So brother/lover/father/uncle Woneykins wins.


----------



## reThinking the Cube (May 10, 2010)

DavidWoner said:


> Ortega requires less inspection than any other method BY FAR. Since you only need to find four stickers for the first step and 4 for the second, recognition/prediction between early steps is incredibly easy. Permutation of first layer can sometimes be recognized during OLL, and since I know how my Ortega OLLs affect all CLL cases, PBL recog is not really affected with no inpection. A CLL only or Guimond only average with no inspection would be closer to 5s, if not slower.
> 
> 
> 
> ...



Explained well. 1) For reference, how about giving approx. times for each of the steps - typical averages depending on whether you had determined the case during inspection or needed to recognize it on the fly. For me the FF without ANY inspection adds a big chunk, and then the OLL case needs to also be recognized, rather than just executed as predicted. 2) How much inspection time would it typically take for you to be able to work out the whole 2x2x2 solve in advance, and what sort of times could you average with those predetermined solves?

...


----------



## qqwref (May 10, 2010)

reThinking, you are still an idiot. I keep hoping you'll get better and you keep coining new terms when they're not needed, putting "..." after every post for no reason, thinking fast people aren't fast, talking about stuff you don't understand at all, not using proper grammar, disrespecting people who literally know more than you about every facet of cubing, and in general being an ass. If you continue like this nobody will ever respect you. Don't you understand that you COULD fit into the community? A little "sorry, my mistake" goes a long way.
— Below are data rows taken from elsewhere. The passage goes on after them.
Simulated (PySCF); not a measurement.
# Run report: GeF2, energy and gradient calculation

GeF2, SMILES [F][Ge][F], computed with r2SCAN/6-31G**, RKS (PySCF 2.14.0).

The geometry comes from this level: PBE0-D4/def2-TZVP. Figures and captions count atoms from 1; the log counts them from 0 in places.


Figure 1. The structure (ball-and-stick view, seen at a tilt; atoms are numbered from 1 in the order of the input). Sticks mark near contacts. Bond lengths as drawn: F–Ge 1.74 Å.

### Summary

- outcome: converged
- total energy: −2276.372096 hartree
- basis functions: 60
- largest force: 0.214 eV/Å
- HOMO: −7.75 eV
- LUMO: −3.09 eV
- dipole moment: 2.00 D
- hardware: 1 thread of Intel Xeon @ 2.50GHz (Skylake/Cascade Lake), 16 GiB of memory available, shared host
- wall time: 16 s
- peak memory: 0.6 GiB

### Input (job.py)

Anyway, I did an average. I guess my normal average is about 5.0 with this method.
best avg12: 6.59 (σ = 0.77)
6.38, 5.88, 6.00, 6.99, 7.51, (5.43), 5.71, 6.45, 5.87, 6.90, 8.21, (DNF)


----------



## Slowpoke22 (May 10, 2010)

8.19 a12, but also my first solves of the day. Times were all over the place. Normal a12 for me is 5.75ish.


----------



## reThinking the Cube (May 10, 2010)

Escher: I thought being "concise" really meant something to you. 
How will I ever repay you for this diatribe of your love? 



Escher said:


> reThinking the Cube said:
> 
> 
> > Did I really "proceed to post a lot of mistaken assumptions"
> ...



Stop! That is not the true wording, and I really didn't mean it to be taken that way. Check out the "?!" punctuation, and reread it without bias. But yeah, I can see now how that might be misinterpreted. No offense intended, sorry "d-Bone".



Escher said:


> basing your opinion on his competition results,



Yes, I did, base my opinion concerning DW's times, upon the information available to me at the time - official WCA 2x2x2 competition results. Later on, I learned some more about DM's 2x2x2 solving ability, and so my opinion on this subject is based upon many things.



Escher said:


> and ignoring his recent posts of his averages,



Hadn't seen them. OOOOH, my bad, you got me, I will admit my shame:fp, in that, YES - I wasn't fully prepared for a David "d-Bone" Woner Exam, prior to posting my poll question. Give me a break.



Escher said:


> the fact he is a super-moderator on this forum


Yes, no dispute there.



Escher said:


> and that he is consistently one of the best posters here.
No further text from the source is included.